Archer Daniels Midland Co. will offer the option to convert their monthly annuity to a cash lump sum to about 10,000 pension plan participants now receiving benefits.

“The company is offering the one-time voluntary lump-sum window in an effort to reduce its long-term pension obligations,” ADM said in a filing Thursday with the U.S. Securities and Exchange Commission.

The Decatur, Illinois-based agribusiness giant estimates that between 20% and 40% of those eligible will accept the offer. That would reduce its pension plan obligations by between $170 million and $340 million and its plan underfunding by between $13 million and $26 million, ADM said in the SEC filing.

The latest offer is the second one ADM has made in recent years to cut its pension costs. In 2012, ADM offered the opportunity to convert future annuities to a lump-sum benefit to between 7,000 and 7,500 vested former employees.
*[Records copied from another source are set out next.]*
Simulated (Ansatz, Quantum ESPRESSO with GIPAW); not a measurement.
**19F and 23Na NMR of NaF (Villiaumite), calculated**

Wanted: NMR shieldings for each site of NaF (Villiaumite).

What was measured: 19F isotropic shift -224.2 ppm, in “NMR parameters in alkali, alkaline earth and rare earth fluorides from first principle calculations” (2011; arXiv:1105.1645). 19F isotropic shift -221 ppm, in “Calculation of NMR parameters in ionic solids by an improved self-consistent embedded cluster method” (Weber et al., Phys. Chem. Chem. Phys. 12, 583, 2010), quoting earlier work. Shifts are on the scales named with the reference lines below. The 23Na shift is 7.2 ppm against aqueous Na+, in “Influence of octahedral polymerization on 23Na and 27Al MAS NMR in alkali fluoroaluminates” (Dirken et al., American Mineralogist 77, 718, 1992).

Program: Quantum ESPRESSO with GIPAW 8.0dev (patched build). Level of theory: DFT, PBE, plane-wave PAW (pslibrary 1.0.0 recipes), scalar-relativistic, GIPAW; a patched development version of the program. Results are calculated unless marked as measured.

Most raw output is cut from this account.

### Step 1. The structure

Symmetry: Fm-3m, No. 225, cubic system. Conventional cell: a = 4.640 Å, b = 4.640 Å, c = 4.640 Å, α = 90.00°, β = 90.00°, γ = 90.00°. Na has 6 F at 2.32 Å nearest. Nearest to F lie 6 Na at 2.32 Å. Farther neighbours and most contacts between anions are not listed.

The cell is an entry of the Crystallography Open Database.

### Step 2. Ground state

In its 2013 10-K report, ADM said it paid about $134 million in lump-sum payments to those accepting the 2012 offer, cutting its pension benefit obligations by $174 million and reducing plan underfunding by about $40 million.

As of June 30, ADM's U.S. pension plans were underfunded by about $350 million, with assets of $1.65 billion and liabilities of $2.03 billion, an ADM spokeswoman said.

When pension plan participants take lump-sum benefits and are no longer covered by the plan, their former employers do not have to worry about how interest rate fluctuations and investment results could affect how much they will have to contribute to their pension plans to fund future annuity payments.

In addition, when participants take lump sums and move out of the pension plan, employers can reduce certain fixed costs, such as the payment of sharply rising premiums to the Pension Benefit Guaranty Corp.